And many, many more.
- Paul Allen (Net worth: $15.8 billion)
Co-founder of Microsoft
- Charles Ergen (Net worth: $12.5 billion)
Co-founder of DISH Network
- Philip Anschutz (Net worth: $10 billion)
Owner of Anschutz Entertainment Group and co-founder of Major League Soccer
- Leonard Lauder (Net worth: $7.6 billion)
Son of Estee Lauder and former CEO of the Estee Lauder Companies Inc.
- Richard DeVos (Net worth: $6.8 billion)
Co-founder of Amway and Republican candidate for governor of Michigan in 2006
- Jim Kennedy (Net worth: $6.7 billion)
Chairman of Cox Enterprises
- S. Truett Cathy (Net worth: $6 billion)
Founder of Chick-fil-A [...]
That's a list composed by the Environmental Working Group, using their database of farm subsidy recipients compared to Forbes 400 list of the country's richest people. Between 1995 and 2012, these 50 people—who have have a collective net worth of $316 billion—received $11.3 million in farm subsidy payments. They've probably have even received more in crop insurance payments, but we don't know because the law doesn't allow prohibits the disclosure of the identities of crop insurance policyholders.
While a congressional conference committee meets to decide if they're going to cut $40 billion (House bill) or $10 billion (Senate bill) from the Supplemental Nutrition Assistance Program, they are probably going to give billionaires even more!
[P]roposed changes adopted in both the House and Senate versions of the bill will likely allow these billionaires to bank millions more in premium subsidies. Both bills would shift subsidies from programs currently subject to means testing to the more generous crop insurance program. Unlike traditional farm subsidies, crop insurance premium subsidies are not currently subject to means testing, payment limits or conservation requirements.The system is already skewed for, of course, the largest one percent of farm businesses. They received about $227,000 a year in crop insurance premium support in 2011, according to EWG's analysis from USDA data. Meanwhile, the bottom 80 percent of farmers received only about $5,000 apiece.
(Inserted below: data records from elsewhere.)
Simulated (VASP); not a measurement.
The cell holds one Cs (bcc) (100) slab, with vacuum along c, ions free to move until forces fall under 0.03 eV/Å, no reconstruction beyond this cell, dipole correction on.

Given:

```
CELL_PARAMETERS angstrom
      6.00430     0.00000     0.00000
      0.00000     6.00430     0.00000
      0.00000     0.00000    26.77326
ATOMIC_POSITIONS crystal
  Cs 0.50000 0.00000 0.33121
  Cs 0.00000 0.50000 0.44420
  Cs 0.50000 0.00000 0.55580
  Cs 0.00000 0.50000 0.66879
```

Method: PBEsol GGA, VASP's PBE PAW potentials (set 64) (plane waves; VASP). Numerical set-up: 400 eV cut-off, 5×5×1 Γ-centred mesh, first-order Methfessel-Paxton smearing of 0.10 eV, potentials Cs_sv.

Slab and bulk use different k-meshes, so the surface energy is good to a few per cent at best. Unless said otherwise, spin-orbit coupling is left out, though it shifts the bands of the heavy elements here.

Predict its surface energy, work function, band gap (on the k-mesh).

In 2008, Congress created a means test that was designed to deny some subsidies to individuals with annual off-farm income of more than $500,000. The year before, Bloomberg News published a report highlighting some of the billionaires who had been receiving subsidies. But, lawmakers specifically declined to apply it to crop insurance, which has become the primary government support for farm business income.
There is no reason on earth taxpayers should be subsidizing what are already nothing more than tax write-offs for the nation's wealthiest people. And we particularly should not be subsidizing them when millions are in danger of going hungry because the austerity fetishists in Congress think they're getting too much food.